VMware has been partnering with Google for some time now (VMware and Google forged a similar arrangement back in 2014 for Horizon DaaS which did not see much traction with customers.); not only has Google signaled its intent to broaden its footprint in corporate settings, the vendor has aspirations that span well beyond the education market where Chromebooks have been gaining traction. Google’s release of Chrome Enterprise (a new version of Chrome OS designed for a subscription service) is the proof-point.

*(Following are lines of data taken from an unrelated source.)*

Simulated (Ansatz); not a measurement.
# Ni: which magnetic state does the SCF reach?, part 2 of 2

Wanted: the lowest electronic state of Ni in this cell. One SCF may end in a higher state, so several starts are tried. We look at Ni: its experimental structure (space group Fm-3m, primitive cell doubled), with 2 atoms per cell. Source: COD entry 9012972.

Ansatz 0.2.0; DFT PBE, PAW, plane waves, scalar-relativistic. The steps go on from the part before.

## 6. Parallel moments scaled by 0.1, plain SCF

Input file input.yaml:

Google’s effort to bring its ChromeOS into corporate settings makes sense, particularly when considering that the devices can be deployed as modern thin clients. Chromebooks are inexpensive relative to competing products; and now that Google has opened up its management APIs (initially just to AirWatch), VMware customers can now manage their Chrome devices alongside their mobile and Windows 10 deployments from a single console. More importantly, they gain core EMM functions (e.g., the ability to manage auto-updates, configure DLP policies and remotely wipe corporate data) for these devices. Google’s new Chrome Enterprise OS incorporates several important management capabilities that are a must have for IT (e.g., support for Active Directory, the ability to manage/control OS updates, encryption, screen lock, browser, Android apps, and certificate settings—to name just a few); without these, Google’s ability to gain traction in corporate settings would have been severely limited. VMware’s Workspace ONE solution will simplify application accessibility on Chromebooks while offering better lifecycle management tools. The technology partnership also brings the ability for access to Windows applications on Chromebooks (via VMware's Horizon solution).
The UEM Opportunity Looms Large
The opportunity for EMM vendors to reinvent their businesses around the possibilities these new platforms offer will be significant—however, executing on this pivot will be a defining event for the market. Like VMware, other EMM vendors are focused on expanding their platform support capabilities for modern OSes (e.g., Google’s Chrome Enterprise OS, Microsoft’s Windows 10 and Apple’s macOS); however, we expect to see organizations continue to hold on to their legacy Windows OS PCs for years to come. Even though Microsoft officially ended support for Windows XP two years ago, a significant number of these PCs remain in service. While support for Windows 7 is scheduled to end in 2020, it is likely that these devices will also remain in service for at least three to five years beyond that date. This means that the opportunity to offer expansive unified endpoint management (UEM) solutions won’t fully be realized for at least another four to six years. While EMM vendors will be able to cater to certain UEM use cases, they should not expect to see significant uplift from these solutions in the near term. Until the inefficiencies of maintaining separate endpoint management solutions for mobile and PC platforms become painfully apparent, most organizations will hold off on making meaningful investments in UEM. Our data showed that the wide majority (87%) of large enterprise customers expect to reap efficiency gains from the ability to manage both fixed (i.e., PC, servers, etc.) computer platforms and mobile deployments from a single endpoint management platform. Below is VDC’s forecast of the number of devices managed by a UEM solution through 2021.
While the exclusivity element of VMware partnership with Google is notable, it definitely is not permanent. We expect to see Google open up its APIs to other EMM vendors once the agreed upon exclusivity period expires. But, given VMware’s EMM footprint (25% of the market), the company is likely to reap near-term benefits from its partnership with Google. AirWatch was already doing well in the education market prior to being acquired by VMware in 2014; VMware has been building on its education footprint and is likely to see new opportunities for Chromebook management as many of its existing customers continue to expand their “non-Windows” deployments.